Perhaps you’ve heard or believe yourself that “Children must be forced to learn.” We’ve had many parents come tour our school - where learning is not forced - that say some version of, “oh, if you just let her/him choose, they’ll never read, do math, learn anything.” Or “they’ll need adult encouragement to do anything besides sit around or play video games.”
It’s heartbreaking to hear these things said about vibrant young human beings. Humans are naturally curious, creative, social creatures who are learning all the time. It’s how we’ve survived this long as an otherwise physically weak and defenseless species.
So how is it that at this moment in human history our young are suddenly not intrinsically motivated and learning by choice? How is it we suddenly need to force our youth to do anything more than lay around and entertain themselves?

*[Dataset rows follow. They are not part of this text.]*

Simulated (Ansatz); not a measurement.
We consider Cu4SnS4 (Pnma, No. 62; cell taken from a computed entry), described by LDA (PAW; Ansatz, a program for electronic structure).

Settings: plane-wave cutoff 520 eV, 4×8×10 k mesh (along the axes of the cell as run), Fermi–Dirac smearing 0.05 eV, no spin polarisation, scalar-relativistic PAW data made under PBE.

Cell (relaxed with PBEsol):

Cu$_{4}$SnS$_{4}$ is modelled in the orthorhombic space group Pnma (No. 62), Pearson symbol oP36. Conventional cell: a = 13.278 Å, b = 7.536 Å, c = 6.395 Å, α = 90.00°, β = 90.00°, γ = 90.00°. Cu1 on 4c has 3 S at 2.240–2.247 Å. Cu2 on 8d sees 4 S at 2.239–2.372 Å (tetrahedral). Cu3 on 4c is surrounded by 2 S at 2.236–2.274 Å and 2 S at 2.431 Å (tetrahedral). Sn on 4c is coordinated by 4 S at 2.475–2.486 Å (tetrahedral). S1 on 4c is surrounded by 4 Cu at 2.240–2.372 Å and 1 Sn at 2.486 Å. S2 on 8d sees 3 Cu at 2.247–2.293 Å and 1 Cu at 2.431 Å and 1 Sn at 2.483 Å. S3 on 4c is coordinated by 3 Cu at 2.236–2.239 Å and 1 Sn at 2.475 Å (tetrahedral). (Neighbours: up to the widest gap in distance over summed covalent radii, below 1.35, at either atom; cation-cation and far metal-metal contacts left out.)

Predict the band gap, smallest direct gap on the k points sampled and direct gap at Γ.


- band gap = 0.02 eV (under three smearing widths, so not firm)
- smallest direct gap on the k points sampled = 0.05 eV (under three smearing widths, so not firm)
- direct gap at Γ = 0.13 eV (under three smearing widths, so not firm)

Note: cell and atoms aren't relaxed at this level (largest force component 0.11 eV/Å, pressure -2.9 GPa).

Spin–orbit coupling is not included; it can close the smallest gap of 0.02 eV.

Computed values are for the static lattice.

We could totally blame technology or helicopter parenting, but we think we must challenge the practices of schooling today that have reinforced the underlying belief that comes out in statements like, “my child has to be forced to learn anything.”
Have you ever been forced to do something that you might have otherwise enjoyed had it not been forced? An obligatory party or maybe “mandatory fun” at a work team-building event? Chocolate cake if fairly widely regarded as something delicious that people would want to eat, but if it were forced upon us many of us would become suspicious about why force would be necessary, and we might be wary or even refuse.
Healthy eating, exercise - these are joys when chosen and oppressive chores when we feel they’re forced upon us.
Why would our children be any different about learning to read, write, calculate, or critically think? These are are parts of human life that are intrinsically useful and rewarding and 100% learnable without any kind of force or cohersion.
If you don’t believe this is true it may simply mean you’re also so used to the forcing of children that it’s hard to imagine anything different. We all know and feel comfortable with what we’re used to and it’s always hard to imagine beyond our own experiences.
Yet you absolutely have so many experiences of learning without force. We would bet most of your most cherished or powerful learning experiences came without force. They came by choice. You got excited about something and did a deep dive into learning about it - by choice. You needed to learn something for physical, social, or professional survival and you feel so proud of yourself for seeking and working hard - by choice. You think fondly of times when you invented something on your own or you and some friends went down a creative rabbit hole and had a great time exploring and thriving together.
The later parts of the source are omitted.